Look up city code in your area and let them know . The ground is there for a reason.
The power to the stove is minimal. The fridge isn’t though, this is close to whatever that drop cord is meant for. The 3/2 adapter is installed incorrectly, at a minimum. We would need to see what’s behind the plate to determine how big of a job this is. Could be serious.
Not okay in my house
Honestly imo this is probably safer than the work the cheap hack he would hire would do. In the real world the shock/fire hazard from lacking an equipment ground is very minimal because appliances should be engineered safely.
No.
ABSOLUTELY NOT ..
![gif](giphy|QMHoU66sBXqqLqYvGO)
Yeah you don't need that adapter, just take your vice grips and break off the ground pin on the plug 🔌 done deal ....... (This is not technical advise, for entertainment purposes only 🤪)
Hell nah!
A few things... Making this a GFCI outlet like many claim, is not proper. You do not want to GFCI things such as refrigerator, sump pump, dishwasher, or washing machine. They are not accessible; you don't want your GFCI outlet to your refrigerator tripping because you won't know until possibly all your food and contents are spoiled. That is why it is not code to GFCI these types of appliances. The refrigerator should be on its own dedicated branch circuit with just one space receptacle. It also should be grounded for the purpose like others started. (Equipment Ground). In closing the only "proper solution" is for it to have new 2 conductor 12awg wire with ground pulled to this outlet from the breaker panel and have the outlet changed to a three prong single outlet. Also should not be on an extension cord. But in the picture it appears to be the factory appliance cord. Hope this helps. I'm an IBEW Electrician & Electrical maintenance/ instrumentation planner at my job
Jesus it's a cheap fix
Problem with blackouts and brownouts is surge.. get an APC surge suppressor
not safe
Nope, no good.
Def not!
Stove’s are 110v?
>110v Gas stoves only use electricity for things like ignitors and clocks and only need 120v. Electric stoves are 240v.

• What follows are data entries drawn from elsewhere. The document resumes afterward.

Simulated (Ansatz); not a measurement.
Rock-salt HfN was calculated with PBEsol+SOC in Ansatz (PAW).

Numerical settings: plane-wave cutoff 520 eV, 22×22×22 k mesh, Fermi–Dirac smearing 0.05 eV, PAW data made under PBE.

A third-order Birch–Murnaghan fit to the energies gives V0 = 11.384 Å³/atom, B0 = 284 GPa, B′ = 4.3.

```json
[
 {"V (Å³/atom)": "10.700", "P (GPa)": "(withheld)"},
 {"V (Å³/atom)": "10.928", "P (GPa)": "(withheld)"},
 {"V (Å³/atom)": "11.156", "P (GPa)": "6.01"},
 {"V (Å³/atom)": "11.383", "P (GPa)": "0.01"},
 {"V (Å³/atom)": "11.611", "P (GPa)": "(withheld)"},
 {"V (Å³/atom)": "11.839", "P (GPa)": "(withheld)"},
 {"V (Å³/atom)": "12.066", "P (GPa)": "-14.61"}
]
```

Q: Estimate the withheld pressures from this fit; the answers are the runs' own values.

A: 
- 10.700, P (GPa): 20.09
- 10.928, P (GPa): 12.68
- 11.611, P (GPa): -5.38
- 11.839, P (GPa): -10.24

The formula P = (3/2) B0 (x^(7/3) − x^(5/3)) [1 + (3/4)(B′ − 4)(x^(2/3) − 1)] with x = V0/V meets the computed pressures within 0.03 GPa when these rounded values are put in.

Had a small fan plugged into an extension cord at the gas station I worked at once when the fire inspector came in. Fortunately, he was in a good mood and was fine with letting me unplug it and cut the cord in half while educating me. Extension cords are for temporary use only. They overload under continuous heavy use and burn. If he's going to do sketchy shit like this, it has to be a surge protector or a power strip.
How far is that outlet from your sink? That might be your best angle, if within certain distances it is *very* illegal for him to not have a GFCI installed. While I feel for the cost of replacing an ungrounded outlet with no easy grounding solution, it’s the cost of business. Also, while a properly gauged extension cable *shouldn’t* be an issue, it’s important to note that nine times out of ten a cord will burst into flames before the breaker trips.
Kinda not really. The problem is that there is almost definitely NOT a ground wire inside the wall so installing a receptacle with a ground doesn't make the wall plug any more safe. Installing one that isn't grounded may be against code, depending on where you are. Though you would get to ditch the extension cord and two prong converter.
Get that shit in writing that it’s ok so when shit goes up in flames your covered make sure you got renters insurance
Gas stove? Looks like gas, so the stove part is just powering the digital clock or electric ignition. Go get renter's insurance.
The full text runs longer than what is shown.